Practitioners in the field of data visualizations distinguish between the explanatory data visualizations (using graphical tools to convey information) from exploratory. To quote Google definitions (the most authoritative source, of course), "Exploratory data visualizations (EDVs) are the type of visualizations you assemble when you do not have a clue about what information lies within your data.”
Elastic stack is a great tool for such exploration because of the flexible ways you can combine search, filtering, and aggregations to understand your data. In addition, you don't need to go through a costly process of defining a schema before you can start exploring.

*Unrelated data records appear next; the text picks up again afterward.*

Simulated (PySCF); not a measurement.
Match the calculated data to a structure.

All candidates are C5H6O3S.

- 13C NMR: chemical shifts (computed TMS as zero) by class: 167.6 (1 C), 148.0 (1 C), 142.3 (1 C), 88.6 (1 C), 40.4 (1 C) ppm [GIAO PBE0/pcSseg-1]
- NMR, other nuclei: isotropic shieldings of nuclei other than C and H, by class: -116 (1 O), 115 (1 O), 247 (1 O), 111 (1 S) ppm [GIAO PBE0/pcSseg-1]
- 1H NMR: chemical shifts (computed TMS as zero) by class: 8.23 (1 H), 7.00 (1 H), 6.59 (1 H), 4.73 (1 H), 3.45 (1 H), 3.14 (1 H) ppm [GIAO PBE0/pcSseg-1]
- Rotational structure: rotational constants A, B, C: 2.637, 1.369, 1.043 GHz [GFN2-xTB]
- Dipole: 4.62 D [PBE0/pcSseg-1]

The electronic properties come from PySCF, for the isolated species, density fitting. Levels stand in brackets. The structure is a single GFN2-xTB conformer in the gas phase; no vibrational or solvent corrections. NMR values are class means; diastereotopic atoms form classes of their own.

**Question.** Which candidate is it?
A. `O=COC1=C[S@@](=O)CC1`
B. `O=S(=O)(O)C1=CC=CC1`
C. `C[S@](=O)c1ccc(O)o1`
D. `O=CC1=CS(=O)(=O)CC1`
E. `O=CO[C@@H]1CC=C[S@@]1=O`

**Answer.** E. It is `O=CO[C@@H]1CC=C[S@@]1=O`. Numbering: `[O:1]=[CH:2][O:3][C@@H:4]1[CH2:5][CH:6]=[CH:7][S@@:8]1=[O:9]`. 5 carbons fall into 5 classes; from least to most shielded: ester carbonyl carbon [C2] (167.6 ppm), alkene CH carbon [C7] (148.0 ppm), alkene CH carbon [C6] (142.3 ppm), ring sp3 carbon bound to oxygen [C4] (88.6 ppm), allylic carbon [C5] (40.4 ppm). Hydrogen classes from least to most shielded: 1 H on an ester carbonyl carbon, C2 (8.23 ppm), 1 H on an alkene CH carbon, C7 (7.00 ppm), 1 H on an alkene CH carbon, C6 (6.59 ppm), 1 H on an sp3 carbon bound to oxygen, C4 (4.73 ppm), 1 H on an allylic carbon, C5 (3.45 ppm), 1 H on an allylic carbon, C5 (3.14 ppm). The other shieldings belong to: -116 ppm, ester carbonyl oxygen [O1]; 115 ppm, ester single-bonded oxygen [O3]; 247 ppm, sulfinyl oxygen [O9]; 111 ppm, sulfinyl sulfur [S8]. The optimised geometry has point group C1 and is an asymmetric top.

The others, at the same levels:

Exploratory data visualization with Kibana
By their very nature, exploratory data visualizations apply in cases where someone likely has a question, but is not sure what data is available and what values it contains. They are trying to understand the data and discover its basic characteristics in preparation for using it. Tools that are well suited for this type of exploration can sample from large data sets intelligently, quickly show summaries of values available within the fields, display their distribution, and allow fast and efficient search, grouping, and filtering. By design, these are some of the core strengths of Elasticsearch. Not surprisingly, Kibana has a lot of features supporting data exploration. I will talk about some of them in this blog.
Part 1: Discovering your data in Discover
In the Discover application, users can see a list of fields available in the index and information about each field, including most common values and their distribution. On the same page they can see a histogram aggregating the number of events over time and view individual documents in either raw or table format.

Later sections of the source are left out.